Among the homegrown events regularly packing the literary-minded into bars in Washington’s hippest neighborhoods, is The Inner Loop, a reading series created by local residents Rachel Coonce and Courtney Sexton. Both graduates of the Sarah Lawrence College MFA program, Coonce and Sexton wrote in a joint email that the series is “driven by a love of writing, by the joy of hearing people read their work aloud, and by a desire to connect writers with their community.” They say that they “feel that the act of reading aloud transforms the written word into a communal event, bringing the writer and the audience together in a way that is entirely different from reading on the page.”

Since 2014, Coonce and Sexton have hosted the series, which is named for the ribbon of highway that encircles the nation’s capital, on a monthly basis. Free and open to the public since the beginning, the first-ever reading drew 75 people. Coonce and Sexton say “the energy, the people, the excitement and the support was palpable” on that first night, and they “knew right then that we had hit on something.”

Each reading of The Inner Loop features both emerging and established writers. Those who are more advanced in their literary careers anchor each event, and have included the likes of New York Times bestsellers Carolyn Parkhurst and Dolen Perkins-Valdez, as well as poet James Arthur, a Stegner fellow and Fulbright scholar who has published in the New Yorker and elsewhere.

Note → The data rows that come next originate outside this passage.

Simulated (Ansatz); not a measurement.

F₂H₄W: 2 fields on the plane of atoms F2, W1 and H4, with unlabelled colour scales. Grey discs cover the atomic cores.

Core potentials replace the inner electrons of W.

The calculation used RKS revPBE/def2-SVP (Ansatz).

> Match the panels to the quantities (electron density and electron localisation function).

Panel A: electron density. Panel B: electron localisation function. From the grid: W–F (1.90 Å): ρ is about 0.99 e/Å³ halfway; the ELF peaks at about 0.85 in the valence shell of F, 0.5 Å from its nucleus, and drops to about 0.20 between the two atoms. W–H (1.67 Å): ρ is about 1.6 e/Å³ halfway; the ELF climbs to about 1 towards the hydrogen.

Alongside these literary successes, up to nine emerging writers each month, chosen by Coonce and Sexton from open submissions, have a chance to build their audience. Local author Tara Campbell began sharing her work at The Inner Loop in 2015. The following year, the DC Commission on the Arts and Humanities presented Campbell with the 31st Annual Mayor’s Arts Award for Outstanding New Artist and she published her first novel, TreeVolution, with Lillicat Publishers. Melissa Scholes Young, who writes from Washington and teaches at American University, gave her first reading at The Inner Loop in 2014, and in 2017 published her debut novel, Flood, with Center Street/Hatchette. Poet Nicole Tong took The Inner Loop podium in 2015, and her debut collection, How to Prove a Theory, earned the Jean Feldman Poetry Prize in 2017 and, soon after, publication from the Washington Writers’ Publishing House.

As they hosted the monthly reading series, Coonce and Sexton say, they saw growth potential, and slowly began offering new literary opportunities to local writers. Today, they host biannual writing retreats, a podcast called The Inner Loop Radio featuring clips from the reading series and bonus interviews with authors, a summer residency at a Frank Lloyd Wright property in suburban Washington and more. “When we began, we couldn’t have anticipated that we’d be providing all of these opportunities, but it happened organically,” Coonce and Sexton say. “We follow our gut and respond to the community, and beautiful things grow from it.”

Running the range of programming offered under The Inner Loop umbrella as unpaid volunteers is no small feat, and Coonce and Sexton spend what they call “a lot of woman hours” building their community and organizing events. They are currently in the process of converting The Inner Loop into a 501(c)(3) nonprofit, which will make their organization eligible for grants and other funding opportunities, which they plan to use to expand programming even further.

Coonce and Sexton say that, for them, “all of the work is worth it […] for as long as we can be an asset to the city, we’ll keep doing what we do, because we get back tenfold what we give, in inspiration and in community.”